Note: Dux is under active development and not yet production ready. APIs may change between releases.
DuckDB-native dataframes for Elixir.
Dux gives you a dplyr-style verb API backed by DuckDB's analytical engine, with built-in distributed execution across the BEAM. Pipelines are lazy, operations compile to SQL, and DuckDB handles columnar execution, vectorised aggregation, and predicate pushdown.
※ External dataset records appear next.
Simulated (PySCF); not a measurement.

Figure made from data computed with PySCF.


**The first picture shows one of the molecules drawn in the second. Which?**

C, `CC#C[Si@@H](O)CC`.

require Dux Dux.from_parquet("s3://data/sales/**/*.parquet") |> Dux.filter(amount > 100 and region == "US") |> Dux.mutate(revenue: price * quantity) |> Dux.group_by(:product) |> Dux.summarise(total: sum(revenue), orders: count(product)) |> Dux.sort_by(desc: :total) |> Dux.to_rows()
Performance
Dux pipelines compile to SQL and execute inside DuckDB — no data crosses into Elixir until you materialise. On a 10M-row dataset (Apple M4 Max, 128GB):
| Operation | Dux | Explorer (Polars) | Winner |
|---|---|---|---|
| Filter (lazy) | 24ms | 59ms | Dux 2.5x faster |
| Filter (eager) | 45ms | 53ms | Dux 1.2x faster |
| Mutate (eager) | 17ms | 28ms | Dux 1.6x faster |
| Group + Summarise (lazy) | 40ms | 63ms | Dux 1.6x faster |
| Group + Summarise (eager) | 81ms | 88ms | Dux 1.1x faster |
| Memory per compute | 11-15 KB | 8-9 KB | Explorer ~1.5x less |
Dux is faster than Explorer/Polars on every operation at 10M rows. The lazy path (view-based compute/1) is particularly fast since no data is copied — DuckDB executes the full pipeline when results are read. And Dux can distribute across machines while Polars is single-node.
Design
Dux is the successor to Explorer. That means it borrows its verb design from dplyr and the tidyverse — constrained, composable operations that each do one thing well. If you've used dplyr::filter(), mutate(), group_by() |> summarise(), the Dux API will feel familiar.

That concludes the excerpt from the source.